A slowdown in milk supply in Europe and New Zealand has led to a sudden rebound in dairy market sentiment.

Wednesday’s price quotes from the Dutch Dairy Board refected the improved mood, with whole milk powder and skim milk powder strengthening by 7% on last week. Butter was 3% higher at €3,220/tonne; it has risen by 18% since the start of the year.

Meanwhile, the Irish Dairy Board’s Purchase Price Index (PPI) for January was 93.1, a drop of just 1.3% from December.

While it is the lowest PPI since July 2012, it is better than had been expected last November when the IDB issued their price forecast for 2015. At that time, they had predicted a PPI of just 86 for January.

January’s PPI does not tell the full story, as there has been a significant lift in market tone since Fonterra’s January 29 announcement that 2014/2015 milk solids output would be down 3.3%.

Furthermore, early season deliveries in Europe are back on last season as farmers strive to avoid potentially massive superlevy bills.

A PPI of 93.1 means that dairy product returns for January were 6.9% lower than the base year, 2010. For farmers, January’s PPI points to gross returns of 32.44c/litre. After processing costs of 6c/litre, this would mean a farm gate return of 26.5c/litre (28 c/litre including VAT).

While current prices are ahead of this level, Irish processors are now selling into a market where sentiment – and prices – have improved very significantly.

IFA dairy committee chairman Sean O’Leary said that “co-ops can and must hold their prices for the next two months”.

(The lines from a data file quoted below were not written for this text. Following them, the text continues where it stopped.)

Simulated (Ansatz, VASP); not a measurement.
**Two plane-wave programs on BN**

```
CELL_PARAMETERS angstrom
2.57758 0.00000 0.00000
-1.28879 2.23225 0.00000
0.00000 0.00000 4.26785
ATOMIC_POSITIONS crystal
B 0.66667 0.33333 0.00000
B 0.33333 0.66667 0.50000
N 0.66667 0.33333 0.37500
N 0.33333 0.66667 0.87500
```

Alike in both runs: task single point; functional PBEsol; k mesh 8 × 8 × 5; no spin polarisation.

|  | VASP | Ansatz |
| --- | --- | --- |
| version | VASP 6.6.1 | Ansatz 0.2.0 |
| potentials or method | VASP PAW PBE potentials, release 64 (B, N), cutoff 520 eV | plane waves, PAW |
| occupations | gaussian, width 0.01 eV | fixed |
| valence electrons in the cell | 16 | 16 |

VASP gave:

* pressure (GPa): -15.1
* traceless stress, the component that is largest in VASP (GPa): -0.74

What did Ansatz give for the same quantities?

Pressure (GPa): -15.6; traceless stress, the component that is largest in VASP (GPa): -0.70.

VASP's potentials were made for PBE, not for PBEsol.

The competitiveness of European dairy exports has been boosted in recent weeks by the 17% weakening of the euro against the dollar over the past six months.

“European and Irish processors are achieving gains at the currency level. This means that Irish farmers will be justifiably demanding a higher price in 2015 than had been previously anticipated,” said ICMSA’s Pat McCormack.